How to find the subset of n-element lists that sums up to a target n-element list?

Question

Given a list of n-element lists, A, and a target n-element list, t, find a set of lists, S, in A, whose lists sum up to t.

Summing up lists, here, is the addition of elements at the same position. For example, the sum of [1 2] + [2 3] + [7 5] is [10 10].

---

Here is an example of the problem:

n = 4

A = [[1 2 3 4] [0 0 1 0] [1 0 0 1] [2 0 0 0] [3 0 0 2] [3 0 0 1] [0 0 0 1]]

t = [4 0 1 3]

Then, we must find S.

S = [[3 0 0 1] [0 0 0 1] [0 0 1 0] [1 0 0 1]]

---

Notice that we don't need all the sets of lists that add up to t -- we only need one.

---

This problem may seem similar to the dynamic programming coin change that return an array.

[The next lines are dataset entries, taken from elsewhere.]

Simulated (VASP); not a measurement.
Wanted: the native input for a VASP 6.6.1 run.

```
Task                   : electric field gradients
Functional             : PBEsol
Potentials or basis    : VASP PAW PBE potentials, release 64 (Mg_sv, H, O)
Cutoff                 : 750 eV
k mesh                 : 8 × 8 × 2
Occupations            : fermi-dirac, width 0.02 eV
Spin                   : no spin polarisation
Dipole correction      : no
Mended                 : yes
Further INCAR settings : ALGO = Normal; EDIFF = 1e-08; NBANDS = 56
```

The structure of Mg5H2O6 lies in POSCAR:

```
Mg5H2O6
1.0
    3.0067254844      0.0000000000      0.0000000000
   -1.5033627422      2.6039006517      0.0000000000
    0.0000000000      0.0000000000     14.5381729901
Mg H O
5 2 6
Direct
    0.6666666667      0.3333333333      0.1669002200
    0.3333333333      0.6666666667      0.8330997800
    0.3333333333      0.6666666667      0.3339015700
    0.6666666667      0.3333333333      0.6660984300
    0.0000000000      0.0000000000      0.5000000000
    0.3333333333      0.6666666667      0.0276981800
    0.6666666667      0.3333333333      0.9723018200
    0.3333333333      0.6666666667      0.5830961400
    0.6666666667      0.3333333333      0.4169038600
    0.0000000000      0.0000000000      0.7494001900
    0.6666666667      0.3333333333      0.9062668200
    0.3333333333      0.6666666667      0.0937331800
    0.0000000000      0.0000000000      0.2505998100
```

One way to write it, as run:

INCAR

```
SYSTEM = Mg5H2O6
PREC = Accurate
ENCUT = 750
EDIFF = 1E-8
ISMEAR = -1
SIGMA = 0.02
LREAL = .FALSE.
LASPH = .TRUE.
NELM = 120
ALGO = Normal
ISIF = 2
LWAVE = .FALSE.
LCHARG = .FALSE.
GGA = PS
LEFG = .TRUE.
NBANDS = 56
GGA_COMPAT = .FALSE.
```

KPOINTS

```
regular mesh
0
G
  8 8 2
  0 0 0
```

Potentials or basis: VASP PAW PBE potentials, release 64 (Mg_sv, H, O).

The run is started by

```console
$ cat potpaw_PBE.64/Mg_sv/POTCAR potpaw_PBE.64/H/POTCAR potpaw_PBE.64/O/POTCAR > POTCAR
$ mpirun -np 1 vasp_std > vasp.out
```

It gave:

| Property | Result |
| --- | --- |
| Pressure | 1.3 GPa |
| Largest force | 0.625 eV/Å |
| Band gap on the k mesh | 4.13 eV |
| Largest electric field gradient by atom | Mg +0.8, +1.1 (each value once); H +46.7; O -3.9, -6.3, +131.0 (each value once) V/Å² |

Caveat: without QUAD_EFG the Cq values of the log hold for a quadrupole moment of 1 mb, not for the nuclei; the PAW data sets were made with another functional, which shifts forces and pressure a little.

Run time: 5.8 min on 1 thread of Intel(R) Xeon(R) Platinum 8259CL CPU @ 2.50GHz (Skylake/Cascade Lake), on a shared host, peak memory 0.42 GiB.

Obviously, this problem can be done in brute force with time complexity of O(2^n) by going over the power set of A. Is there a more optimal solution? Is there another problem similar to this?

Answer 1

Solving your problem is equivalent to solving Subset sum problem, which is NP-complete, so your problem is NP-complete too. It means that your problem can't be solved in polynomial time.

Although, if absolute values of all numbers in your lists are less than M, there is a subset sum problem solution in O(n*M*size(a)) (you just need to modify it to your problem, but it is still exponential relatively to number of bits in numbers and takes a lot of memory, but may be better than brute force in certain cases).